Being a successful comedic actor in America comes with some very specific pitfalls. The first is the pressure to be "on" all the time in order to please fans. The second is the crushing invisibility that comes when people can't separate you from your on-screen character. The third is the difficult challenge of finding a means to show the world what else you're capable of without killing your own career.
It has been done before. At the peak of his movie stardom, Jim Carrey made a conscious decision to take on more serious, meaningful roles to prove that he wasn't a human cartoon. In 2004, Dave Chapelle turned down $50 million and walked away from Chapelle’s Show at its peak, because he “had a crisis of conscience and stood up for his integrity as an artist.”
And on Saturday night, speaking in front of a sold out Nourse Theater, Abbi Jacobson was taking clear steps away from the character that has so thoroughly defined her life thus far. Since it launched on Comedy Central four and a half years ago, Broad City has had a major impact on pop culture and what everyday feminism looks like. As she entered the stage, Jacobson was greeted by cries of "Yas kween!", but the evening ultimately had more to do with drawing a line between Abbi Abrams of Broad City and the real-life Abbi who created her.

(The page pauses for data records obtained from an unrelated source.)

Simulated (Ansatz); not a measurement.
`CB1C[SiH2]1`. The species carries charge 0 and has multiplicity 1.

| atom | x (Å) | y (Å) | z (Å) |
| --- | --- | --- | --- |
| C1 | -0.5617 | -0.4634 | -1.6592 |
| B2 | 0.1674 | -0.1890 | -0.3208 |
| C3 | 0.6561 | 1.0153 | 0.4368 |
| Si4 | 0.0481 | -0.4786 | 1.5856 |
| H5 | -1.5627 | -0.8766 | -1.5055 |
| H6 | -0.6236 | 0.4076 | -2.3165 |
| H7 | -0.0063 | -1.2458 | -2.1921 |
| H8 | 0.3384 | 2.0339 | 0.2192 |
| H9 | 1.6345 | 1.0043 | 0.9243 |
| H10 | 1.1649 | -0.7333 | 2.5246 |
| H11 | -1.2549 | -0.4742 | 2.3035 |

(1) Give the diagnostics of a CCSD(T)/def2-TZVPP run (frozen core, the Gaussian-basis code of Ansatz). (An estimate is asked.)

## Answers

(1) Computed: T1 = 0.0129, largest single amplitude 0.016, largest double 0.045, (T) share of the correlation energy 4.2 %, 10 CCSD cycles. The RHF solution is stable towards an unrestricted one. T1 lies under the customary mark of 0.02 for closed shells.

Jacobson's appearance, in conversation with her close friend D'arcy Carden (Janet from The Good Place!) was in support of Jacobson's first collection of personal essays, I Might Regret This. The book is the result of Jacobson trying to figure out a way to deal with the most painful break up of her life, which also happened to be her first with a woman. "Being out of control in love is glorious," she writes in a chapter titled "Heartbreak City." "It's the closest thing we have to magic. But being out of control in heartbreak...? I wouldn't wish that upon anyone. It's unnerving, it's manic, it's hopeless."
At a loss as to how she could heal, Jacobson got in her car and decided to spend three weeks driving from New York City to Los Angeles to clear her head, occupy herself with a new project and try and figure out what went wrong. On Saturday, she told the Nourse it was one of the most terrifying things she's ever done, "but now that scariness is like my flashlight for what I want to do next. The scariness is good." Her words echo something Dave Chapelle told students at Allen University earlier this year: "It's okay to be afraid, because you can't be brave or courageous without fear." Carden got emotional about the importance of her friend's trip. "It was good for you," she said. "When you left, you were a shell, and at the end, my friend was back."